Skip to content

Latest commit

 

History

History
117 lines (87 loc) · 8.62 KB

workflow.md

File metadata and controls

117 lines (87 loc) · 8.62 KB

What is a workflow ?

A workflow describes the sequential steps that comprise a work process in the business environment. In its most comprehensive form, workflow includes the procedures, people and tools involved in each step of a business process. Workflow may either be sequential, with each step contingent upon completion of the previous one, or parallel, with multiple steps occurring simultaneously.

Workflow for our metadata

We use Oozie scheduler for the workflow of our metadata. An Oozie workflow is a collection of actions (e.g. Hive queries) arranged in a control dependency DAG (Directed Acyclic Graph). A "control dependency" from one action to another means that the second action cannot run until the first action has completed. Jobs are represented by processes and sub-steps are represented by sub-processes in our metadata.

image https://gitlab.com/bdre/documentation/uploads/7a091b62b67849fe0fb30b84b7261ded/image.png

The workflow starts with process 1. Process 1 is the parent process with its corresponding entry in the process table. It comprises of the sub processes 2,3,4,5 and 6 which are also present in the process table. The entire workflow goes like : Parent process begins, Sub-processes begin, Sub-processes end, Parent process ends. It is managed by what are known as workflow nodes. To build the above workflow, these processes have to be valid entries in the process table. For example, following are queries to insert the parent process 1 and sub process 2 into the process table: insert into process values (1, 'Parent process', current_timestamp, 'Semantic', 1,2, null ,1, 0,null, '2',0,2);

insert into process values (2, 'Sub process-1', current_timestamp, 'Semantic', 1,9, 1, 1, 8,null, '3,4,5',0,0);

Similarly, the other sub-processes and their respective enqueuing processes have to be valid entries in the process table. This marks the population of the process table and we have valid process entries which constitutes the workflow. In Oozie , processes function by different types of nodes. Parent process or the main job begins with a InitJobNode and ends with an HaltJobNode. On failure, the job is failed by the TermJobNode. Sub processes or the sub steps begin with a InitStepNode, perform some activities as part of the ActionNode and finally end with the HaltStepNode. In case of failure, the step is failed by the TermStepNode.

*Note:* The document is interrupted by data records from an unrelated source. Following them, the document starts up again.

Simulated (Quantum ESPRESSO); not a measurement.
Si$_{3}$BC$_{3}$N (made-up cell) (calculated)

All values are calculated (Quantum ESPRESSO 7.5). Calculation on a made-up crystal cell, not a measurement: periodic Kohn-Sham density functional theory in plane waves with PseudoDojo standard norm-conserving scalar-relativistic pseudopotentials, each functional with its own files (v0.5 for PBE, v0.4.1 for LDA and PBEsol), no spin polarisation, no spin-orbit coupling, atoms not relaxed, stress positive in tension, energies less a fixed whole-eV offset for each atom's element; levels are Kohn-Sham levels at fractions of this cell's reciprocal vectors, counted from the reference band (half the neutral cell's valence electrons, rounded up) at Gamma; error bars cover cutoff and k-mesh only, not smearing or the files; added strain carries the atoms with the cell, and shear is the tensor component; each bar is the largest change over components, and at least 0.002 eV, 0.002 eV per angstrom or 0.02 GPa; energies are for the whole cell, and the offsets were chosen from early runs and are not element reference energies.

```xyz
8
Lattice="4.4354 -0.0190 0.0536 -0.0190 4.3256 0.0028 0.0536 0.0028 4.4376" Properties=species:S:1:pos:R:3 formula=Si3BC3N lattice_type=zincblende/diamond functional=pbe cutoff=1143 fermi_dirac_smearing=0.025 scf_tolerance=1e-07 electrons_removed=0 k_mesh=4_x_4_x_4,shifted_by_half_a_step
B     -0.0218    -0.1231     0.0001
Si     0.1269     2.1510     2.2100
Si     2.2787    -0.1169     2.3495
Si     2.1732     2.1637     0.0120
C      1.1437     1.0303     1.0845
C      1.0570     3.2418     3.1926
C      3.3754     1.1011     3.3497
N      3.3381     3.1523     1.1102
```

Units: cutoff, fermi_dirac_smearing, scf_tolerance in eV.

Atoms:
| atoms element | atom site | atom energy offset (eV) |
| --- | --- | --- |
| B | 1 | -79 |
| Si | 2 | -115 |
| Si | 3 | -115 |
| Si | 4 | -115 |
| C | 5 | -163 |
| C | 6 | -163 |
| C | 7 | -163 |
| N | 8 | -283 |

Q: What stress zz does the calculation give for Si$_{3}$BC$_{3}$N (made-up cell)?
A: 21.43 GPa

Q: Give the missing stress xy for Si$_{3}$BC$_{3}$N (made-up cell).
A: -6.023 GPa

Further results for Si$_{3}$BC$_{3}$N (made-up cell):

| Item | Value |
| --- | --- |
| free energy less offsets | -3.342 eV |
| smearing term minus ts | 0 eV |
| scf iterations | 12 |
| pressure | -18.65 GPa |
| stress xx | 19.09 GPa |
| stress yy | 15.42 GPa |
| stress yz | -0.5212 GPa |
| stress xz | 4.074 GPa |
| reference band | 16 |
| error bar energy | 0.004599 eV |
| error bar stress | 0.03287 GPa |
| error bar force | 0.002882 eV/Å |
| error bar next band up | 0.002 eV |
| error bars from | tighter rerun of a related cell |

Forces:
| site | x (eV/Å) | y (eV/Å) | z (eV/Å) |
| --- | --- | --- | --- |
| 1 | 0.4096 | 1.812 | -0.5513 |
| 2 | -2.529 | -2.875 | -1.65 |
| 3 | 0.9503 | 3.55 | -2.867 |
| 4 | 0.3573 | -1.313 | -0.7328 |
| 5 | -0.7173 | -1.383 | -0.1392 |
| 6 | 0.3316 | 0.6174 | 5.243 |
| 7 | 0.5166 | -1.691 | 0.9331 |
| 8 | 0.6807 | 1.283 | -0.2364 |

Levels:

In general, workflow nodes are classified as control flow nodes and action nodes: Control flow nodes:

nodes that control the start and end of the workflow and workflow job execution path. Action nodes:

nodes that trigger the execution of a computation/processing task.

Also, each node is linked to one or more nodes by:

(i) ToNode : Which points to the next node on success of the current node (ii) FailNode :Which points to the next node on failure of the current node The nodes are described as: ActionNode : Action nodes are the mechanism by which a workflow triggers the execution of a computation/processing task. StartNode : The start node is the entry point for a workflow job, it indicates the first workflow node the workflow job must transition to.When a workflow starts, it automatically transitions to the node specified in the start. EndNode : The end node is the end for a workflow job, it indicates that the workflow job has completed successfully. When a workflow job reaches the end it finishes successfully (SUCCEEDED). KillNode : The kill node allows a workflow job to terminate. When a workflow job reaches the kill it finishes in error (KILLED). If one or more actions started by the workflow job are executing when the kill node is reached, the actions will be killed. InitJobNode : The actual execution of job starts from this node. This is the node from which the process begins and the start node points to this node. The InitJobNode must run successfully before the beginning of any sub-step. HaltJobNode : The HaltJobNode on success notifies the metadata to mark the completion of a job in the process table and takes the workflow. TermJobNode : The TermJobNode on success notifies the metadata to mark the failure of a process in the process table. TermStepNode : The TermStepNode notifies the metadata to mark the failure of a sub-process in the process table. InitStepNode : The InitStepNode notifies the metadata to mark the beginning of a sub process in the process table. EndStepNode : The HaltStepNode notifies the metadata to mark the completion of a sub process in the process table.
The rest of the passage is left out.